A recent Ontario case suggests that an unsecured creditor’s forbearance in requiring payment, together with its offer of new payment terms for a debt, may not be sufficient to support an insolvent debtor’s contemporaneous granting of security to that creditor.

In Snoek10, the Superior Court of Justice considered security granted to a group of individual creditors (“B”) of the bankrupt borrower (“HSLP”) in the context of a larger Ponzi scheme involving numerous unsecured creditors.11

B had initially advanced a series of unsecured loans to HSLP evidenced only by multiple promissory notes. When HSLP was unable to obtain additional Ponzi loans to service payments on B’s loans, B made demand for repayment and asked for security. HSLP granted security to B in the form of an undivided interest in a mortgage asset held by HSLP, and in exchange B agreed to capitalize the unpaid interest, and to accept new promissory notes with a reduced interest rate and an extended term.

The Trustee moved to have the security granted to B set aside on the grounds that it constituted an improper preference under the Assignments and Preferences Act 12. It was alleged that the security had been granted to B when HSLP was insolvent and with the intent to prefer B over other creditors.13

The Court initially concluded that the security constituted an improper preference under Section 4 of the Act as HSLP had clearly granted the security at a time when HSLP was insolvent. There was a clear intent to prefer B over several of HSLP’s other creditors who were also demanding repayment from HSLP at the same time but did not receive similar security.

The Court then further concluded that B had not shown the characterization of the security as an improper preference was saved by virtue of one of the exemptions available under Sections 5(1) or 5(5)(d) of the Act. In particular, B had not proven that either (i) the security was granted for a present actual advance of money, or (ii) the security was granted for a pre-existing debt and B made a new advance to HSLP in the belief that the advance would enable HSLP to continue its business and pay its debts in full.

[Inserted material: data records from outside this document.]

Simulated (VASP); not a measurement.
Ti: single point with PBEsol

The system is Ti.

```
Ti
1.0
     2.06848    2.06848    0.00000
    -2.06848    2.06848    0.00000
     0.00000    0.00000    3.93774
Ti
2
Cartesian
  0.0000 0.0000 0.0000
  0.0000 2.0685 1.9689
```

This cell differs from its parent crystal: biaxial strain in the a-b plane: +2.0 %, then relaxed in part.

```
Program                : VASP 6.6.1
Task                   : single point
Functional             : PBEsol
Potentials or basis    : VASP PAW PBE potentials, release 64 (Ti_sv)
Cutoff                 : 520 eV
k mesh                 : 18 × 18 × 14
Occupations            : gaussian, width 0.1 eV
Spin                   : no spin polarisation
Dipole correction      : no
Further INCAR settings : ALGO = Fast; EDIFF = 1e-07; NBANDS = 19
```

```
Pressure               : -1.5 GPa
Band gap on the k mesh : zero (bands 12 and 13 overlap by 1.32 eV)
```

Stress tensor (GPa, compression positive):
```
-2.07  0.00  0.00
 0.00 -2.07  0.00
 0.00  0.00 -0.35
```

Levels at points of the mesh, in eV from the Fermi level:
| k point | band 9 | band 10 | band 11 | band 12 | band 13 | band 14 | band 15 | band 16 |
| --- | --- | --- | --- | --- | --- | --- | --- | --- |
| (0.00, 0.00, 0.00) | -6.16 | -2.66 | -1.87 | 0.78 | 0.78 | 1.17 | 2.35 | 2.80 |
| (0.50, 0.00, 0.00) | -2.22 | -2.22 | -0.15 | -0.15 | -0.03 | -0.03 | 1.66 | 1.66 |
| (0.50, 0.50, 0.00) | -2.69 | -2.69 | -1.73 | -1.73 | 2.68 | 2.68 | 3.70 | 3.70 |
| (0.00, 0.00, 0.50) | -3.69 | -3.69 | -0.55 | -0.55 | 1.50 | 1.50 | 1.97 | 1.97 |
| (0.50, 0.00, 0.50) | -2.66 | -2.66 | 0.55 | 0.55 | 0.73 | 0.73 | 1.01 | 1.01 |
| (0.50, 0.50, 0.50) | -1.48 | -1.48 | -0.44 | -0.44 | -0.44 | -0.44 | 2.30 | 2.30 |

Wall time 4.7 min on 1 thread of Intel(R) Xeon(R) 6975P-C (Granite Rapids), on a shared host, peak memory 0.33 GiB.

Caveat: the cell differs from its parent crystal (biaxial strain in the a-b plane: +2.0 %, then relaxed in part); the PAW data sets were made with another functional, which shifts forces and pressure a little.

Madam Justice Mesbur determined that the Act requires an actual advance of money to satisfy the saving provisions, and noted that Section 5 did not expand the plain meaning of the term “money” or expressly contemplate any other types of consideration like money’s worth or a forbearance. However, she questioned whether B’s actions in continuing to demand payment actually constituted a forbearance, and therefore she did not technically have to determine if a proper forbearance could in any circumstances be sufficient to qualify as an advance of money. In addition, in her view there was no cogent evidence to support any reasonable belief that B’s actions in capitalizing interest, reducing the interest rate and extending the term would mean that HSLP would continue in business and to be able to pay its debts in full. Madam Justice Mesbur accordingly concluded that the security given to B could not be saved and must be set aside.

The Court’s strict interpretation of the Act may have been based upon a desire to prevent B from elevating its status to that of a secured creditor to the detriment of many other unsecured victims of the Ponzi scheme. It is not clear if the court’s determination in this case would be applied in a situation where there was an existing secured institutional lender providing an operating line to a borrower where that lender received additional shore-up security in exchange for continuing to extend the line of credit. In that situation it would presumably be easier to establish that maintenance of the line of credit was essential to the borrower being able to continue its business and ultimately pay its debts in full. We understand that the case is presently under appeal14 and look forward to the Court of Appeal providing some clarification on this issue.